Via Tim Worstall, here’s Jeanette Winterson:
A fiery Jeanette Winterson has called for the hundreds of millions of pounds of profit which Amazon, Starbucks and Google were last week accused of diverting from the UK to be used to save Britain’s beleaguered public libraries.
In an impassioned speech at the British Library this evening, the award-winning author of Oranges Are Not the Only Fruit said: “Libraries cost about a billion a year to run right now. Make it two billion and charge Google, Amazon and Starbucks all that back tax on their profits here. Or if they want to go on paying fancy lawyers to legally avoid their moral duties, then perhaps those companies could do an Andrew Carnegie and build us new kinds of libraries for a new kind of future in a fairer and better world?”

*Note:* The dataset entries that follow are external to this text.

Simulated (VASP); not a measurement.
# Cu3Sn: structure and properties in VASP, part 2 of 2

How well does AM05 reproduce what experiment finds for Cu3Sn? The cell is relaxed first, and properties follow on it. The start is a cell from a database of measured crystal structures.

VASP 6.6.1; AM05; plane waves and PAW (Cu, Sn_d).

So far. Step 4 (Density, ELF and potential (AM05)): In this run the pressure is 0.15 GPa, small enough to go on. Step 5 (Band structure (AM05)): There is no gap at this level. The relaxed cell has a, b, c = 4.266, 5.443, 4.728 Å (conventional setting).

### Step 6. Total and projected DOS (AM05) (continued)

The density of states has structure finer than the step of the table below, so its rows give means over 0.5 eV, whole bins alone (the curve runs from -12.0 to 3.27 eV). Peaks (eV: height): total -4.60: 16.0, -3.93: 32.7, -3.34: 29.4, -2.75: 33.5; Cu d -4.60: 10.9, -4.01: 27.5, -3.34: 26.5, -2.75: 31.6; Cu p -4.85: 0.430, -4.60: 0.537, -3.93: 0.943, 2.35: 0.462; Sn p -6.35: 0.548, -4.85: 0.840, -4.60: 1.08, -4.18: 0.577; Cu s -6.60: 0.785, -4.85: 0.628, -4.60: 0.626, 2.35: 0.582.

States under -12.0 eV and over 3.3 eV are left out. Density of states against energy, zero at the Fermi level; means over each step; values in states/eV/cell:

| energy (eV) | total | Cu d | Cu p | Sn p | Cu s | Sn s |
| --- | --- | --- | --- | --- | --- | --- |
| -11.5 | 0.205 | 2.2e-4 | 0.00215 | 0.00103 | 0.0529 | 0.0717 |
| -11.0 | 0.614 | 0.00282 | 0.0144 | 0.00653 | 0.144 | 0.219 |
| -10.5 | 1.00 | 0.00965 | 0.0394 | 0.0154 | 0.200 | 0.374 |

I have no view on Google’s tax arrangements save to observe that, as with Starbucks, those that do not like the way these companies do their business should lobby for the law to be changed rather than complain that Google et al are (one presumes) acting within the law.
Anyway, Winterson’s argument is still very odd. Because, even before it began to digitise millions of books, isn’t Google essentially, well, just a very large library? Just the kind of new library, in fact, that Winterson demands it be.
(And Amazon, of course, is the best bookshop any of us have ever had the opportunity to use.)